The Head of the AIB Public Affairs, Mr Tunji Oketunbi, made this known in a statement issued to newsmen in Lagos on Thursday.

Oketunbi explained that the invitation to Nigeria’s AIB came from São Tomé and Principe through the Banjul Accord Group Accident Investigation Agency (BAGAIA), which is an arm of the International Civil Aviation Organisation (ICAO).

According to him, all costs and expense associated with the said investigation would be borne 100 per cent by the government of São Tomé and Principe.



He said the invitation was “first of its kind” in AIB’s history and coming on the heels of the rising performance profile of the bureau.

The spokesman added that it complemented AIB’s determination to be a leader in accident investigation across the Sub Saharan region.

“The An-74 was performing its takeoff run in favourable weather on runway 29 at Sao Tome when at some point one or multiple birds collided with the aircraft.

“The Russian aircraft, whilst doing an aborted take-off reportedly ran beyond the end of the runway where it fell down an embankment and was damaged beyond repair.



“Although the aircraft was badly damaged, all the six crew members survived with injuries.

”The accident aircraft was on a return flight to Europe after it arrived at Sao Tome from Stavanger (Norway), Luxemburg and Ghardaia (Algeria).

“The only runway at Sao Tome is 2,160 meters (7,087 ft) in length and has only limited overrun capabilities,” Oketunbi said.

He said the invitation by São Tomé and Principe through BAGAIA, attested to AIB’s capabilities and competency in terms of human and infrastructural resource readiness.

“Nigeria is the only country with an autonomous and functioning aviation accident investigation agency in West Africa and the most endowed in terms of facilities.

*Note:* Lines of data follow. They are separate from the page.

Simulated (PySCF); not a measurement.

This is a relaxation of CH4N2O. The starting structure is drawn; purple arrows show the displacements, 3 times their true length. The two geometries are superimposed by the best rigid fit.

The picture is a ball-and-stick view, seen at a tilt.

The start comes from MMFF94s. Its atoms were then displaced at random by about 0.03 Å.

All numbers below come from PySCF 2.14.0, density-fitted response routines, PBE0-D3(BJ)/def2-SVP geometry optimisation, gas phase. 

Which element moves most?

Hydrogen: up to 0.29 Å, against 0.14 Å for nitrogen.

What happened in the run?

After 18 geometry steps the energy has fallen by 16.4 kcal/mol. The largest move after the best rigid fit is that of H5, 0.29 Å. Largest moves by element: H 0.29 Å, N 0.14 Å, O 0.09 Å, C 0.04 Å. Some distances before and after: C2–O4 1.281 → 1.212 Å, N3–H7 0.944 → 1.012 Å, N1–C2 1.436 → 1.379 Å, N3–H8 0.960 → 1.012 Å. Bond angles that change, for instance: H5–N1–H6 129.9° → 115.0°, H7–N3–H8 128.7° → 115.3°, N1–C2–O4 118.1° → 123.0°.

“The agency has a Flight Safety Laboratory for the download and analysis of information from flight recorders and materials laboratory, both situated in Abuja, Nigeria’s federal capital,” he said.

Oketunbi quoted the AIB’s Commissioner Mr Akin Olateru, as saying that: ”We are very mindful of BAGAIA’s expectation of us, and that from individual African countries alike; we cannot afford to let them down.”